WoSIS snapshot - December 2023
ABSTRACT:
The World Soil Information Service (WoSIS) provides quality-assessed and standardized soil profile data to support digital soil mapping and environmental applications at broad scale levels. Since the release of the ‘WoSIS snapshot 2019’ many new soil data were shared with us, registered in the ISRIC data repository, and subsequently standardized in accordance with the licenses specified by the data providers. The source data were contributed by a wide range of data providers, therefore special attention was paid to the standardization of soil property definitions, soil analytical procedures and soil property values (and units of measurement).
We presently consider the following soil chemical properties (organic carbon, total carbon, total carbonate equivalent, total Nitrogen, Phosphorus (extractable-P, total-P, and P-retention), soil pH, cation exchange capacity, and electrical conductivity) and physical properties (soil texture (sand, silt, and clay), bulk density, coarse fragments, and water retention), grouped according to analytical procedures (aggregates) that are operationally comparable.
For each profile we provide the original soil classification (FAO, WRB, USDA, and version) and horizon designations as far as these have been specified in the source databases.
Three measures for 'fitness-for-intended-use' are provided: positional uncertainty (for site locations), time of sampling/description, and a first approximation for the uncertainty associated with the operationally defined analytical methods. These measures should be considered during digital soil mapping and subsequent earth system modelling that use the present set of soil data.
DATA SET DESCRIPTION:
The 'WoSIS 2023 snapshot' comprises data for 228k profiles from 217k geo-referenced sites that originate from 174 countries. The profiles represent over 900k soil layers (or horizons) and over 6 million records. The actual number of measurements for each property varies (greatly) between profiles and with depth, this generally depending on the objectives of the initial soil sampling programmes.

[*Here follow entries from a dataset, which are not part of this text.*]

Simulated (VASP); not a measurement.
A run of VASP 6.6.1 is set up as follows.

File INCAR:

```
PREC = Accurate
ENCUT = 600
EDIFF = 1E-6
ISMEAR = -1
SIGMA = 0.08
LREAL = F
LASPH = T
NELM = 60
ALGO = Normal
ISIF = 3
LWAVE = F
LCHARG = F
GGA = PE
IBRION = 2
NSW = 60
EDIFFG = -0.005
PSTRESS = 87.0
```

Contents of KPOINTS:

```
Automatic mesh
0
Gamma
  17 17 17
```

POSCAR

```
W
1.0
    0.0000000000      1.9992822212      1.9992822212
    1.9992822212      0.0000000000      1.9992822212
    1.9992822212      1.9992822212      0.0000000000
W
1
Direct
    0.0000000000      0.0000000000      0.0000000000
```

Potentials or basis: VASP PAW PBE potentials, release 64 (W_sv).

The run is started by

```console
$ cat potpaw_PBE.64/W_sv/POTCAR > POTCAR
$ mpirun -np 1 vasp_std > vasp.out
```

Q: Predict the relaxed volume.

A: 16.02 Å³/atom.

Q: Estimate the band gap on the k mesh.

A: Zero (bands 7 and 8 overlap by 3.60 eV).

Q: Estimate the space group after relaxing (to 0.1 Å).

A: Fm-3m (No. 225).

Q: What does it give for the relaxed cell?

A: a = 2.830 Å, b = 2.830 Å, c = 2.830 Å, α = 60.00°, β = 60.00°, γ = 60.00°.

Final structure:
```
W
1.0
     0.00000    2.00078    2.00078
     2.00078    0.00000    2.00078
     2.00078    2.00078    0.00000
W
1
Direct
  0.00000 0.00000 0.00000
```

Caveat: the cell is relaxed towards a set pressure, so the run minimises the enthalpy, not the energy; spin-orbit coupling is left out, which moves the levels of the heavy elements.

The data are provided in TSV (tab separated values) format and as GeoPackage. The zip-file (446 Mb) contains the following files:
- Readme_WoSIS_202312_v2.pdf: Provides a short description of the dataset, file structure, column names, units and category values (this file is also available directly under 'online resources'). The pdf includes links to tutorials for downloading the TSV files into R respectively Excel. See also 'HOW TO READ TSV FILES INTO R AND PYTHON' in the next section.
- wosis_202312_observations.tsv: This file lists the four to six letter codes for each observation, whether the observation is for a site/profile or layer (horizon), the unit of measurement and the number of profiles respectively layers represented in the snapshot. It also provides an estimate for the inferred accuracy for the laboratory measurements.
- wosis_202312_sites.tsv: This file characterizes the site location where profiles were sampled.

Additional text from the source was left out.